President, Clarity Consulting
Doug Sundheim is a leadership and organizational consultant with over 20 years of experience in growing businesses and helping others do the same. He works with leaders and teams of Fortune 500 companies and entrepreneurial firms to help them maximize their effectiveness. His clients include Morgan Stanley, Harvard Management Company, The Chubb Corporation, Citigroup, University of Chicago, and Procter & Gamble among others. Prior to his work in leadership and organizational consulting, Doug spent several years in the Internet strategy field and started a 100-person catering company. Doug holds a BS from Cornell University and an MA in Adult Learning & Leadership from Columbia University. He lives in Westchester, NY with his wife and three sons. Doug’s second book Taking Smart Risks: How Sharp Leaders Win When Stakes Are High was published in January 2013 by McGraw-Hill.
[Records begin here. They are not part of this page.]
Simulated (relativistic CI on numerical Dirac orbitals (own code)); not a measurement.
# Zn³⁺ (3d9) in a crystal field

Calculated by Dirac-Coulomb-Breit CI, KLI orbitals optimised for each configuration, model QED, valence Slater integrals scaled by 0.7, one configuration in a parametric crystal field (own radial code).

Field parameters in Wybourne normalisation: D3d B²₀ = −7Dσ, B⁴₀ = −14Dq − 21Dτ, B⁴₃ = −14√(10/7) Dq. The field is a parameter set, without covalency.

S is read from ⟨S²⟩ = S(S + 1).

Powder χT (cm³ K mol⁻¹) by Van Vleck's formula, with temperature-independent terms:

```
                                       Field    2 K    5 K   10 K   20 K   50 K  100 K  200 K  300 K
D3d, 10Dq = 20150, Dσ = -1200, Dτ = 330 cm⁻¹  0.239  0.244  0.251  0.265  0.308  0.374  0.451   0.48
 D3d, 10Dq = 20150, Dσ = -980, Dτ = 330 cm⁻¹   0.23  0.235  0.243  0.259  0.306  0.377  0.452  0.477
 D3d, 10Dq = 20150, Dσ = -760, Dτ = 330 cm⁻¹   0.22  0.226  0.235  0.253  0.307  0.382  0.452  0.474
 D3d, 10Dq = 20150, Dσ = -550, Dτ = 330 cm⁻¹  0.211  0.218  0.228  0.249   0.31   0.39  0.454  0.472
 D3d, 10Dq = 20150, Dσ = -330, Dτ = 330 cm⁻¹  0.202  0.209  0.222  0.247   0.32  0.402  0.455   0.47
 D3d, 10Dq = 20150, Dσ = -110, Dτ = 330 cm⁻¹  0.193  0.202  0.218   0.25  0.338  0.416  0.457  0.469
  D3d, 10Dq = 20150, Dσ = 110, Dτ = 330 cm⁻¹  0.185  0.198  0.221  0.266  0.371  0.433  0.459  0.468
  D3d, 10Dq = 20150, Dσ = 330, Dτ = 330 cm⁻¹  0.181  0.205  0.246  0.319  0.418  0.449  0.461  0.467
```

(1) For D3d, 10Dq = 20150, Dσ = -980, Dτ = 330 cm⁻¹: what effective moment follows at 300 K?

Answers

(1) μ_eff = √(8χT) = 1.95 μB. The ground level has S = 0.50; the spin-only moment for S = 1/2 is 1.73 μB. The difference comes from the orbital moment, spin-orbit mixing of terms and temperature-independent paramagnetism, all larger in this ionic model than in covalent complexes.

On the show, Sundheim discussed how companies and managers can do a better job of taking smart risks in order to promote innovation. One group of people that tend to do an excellent job of taking smart risks are those with something worth fighting for. For Sundheim, these people are distinct from those with mere passions, and they will do just about anything to accomplish their career and life goals. Interestingly, he also introduced the idea that when a firm has a process in place for innovation, but innovation still isn’t happening quite right – the problem may be in the quality of the dialogue. CEOs and other managers must lead the way during check-in meetings with project teams to ask a lot of questions and not worry about sounding dumb. It’s important that the manager is asking when the leap from data analysis to conclusion or product idea isn’t entirely clear, or any reasoning isn’t so clear. This focus can help make any innovation management process significantly more effective.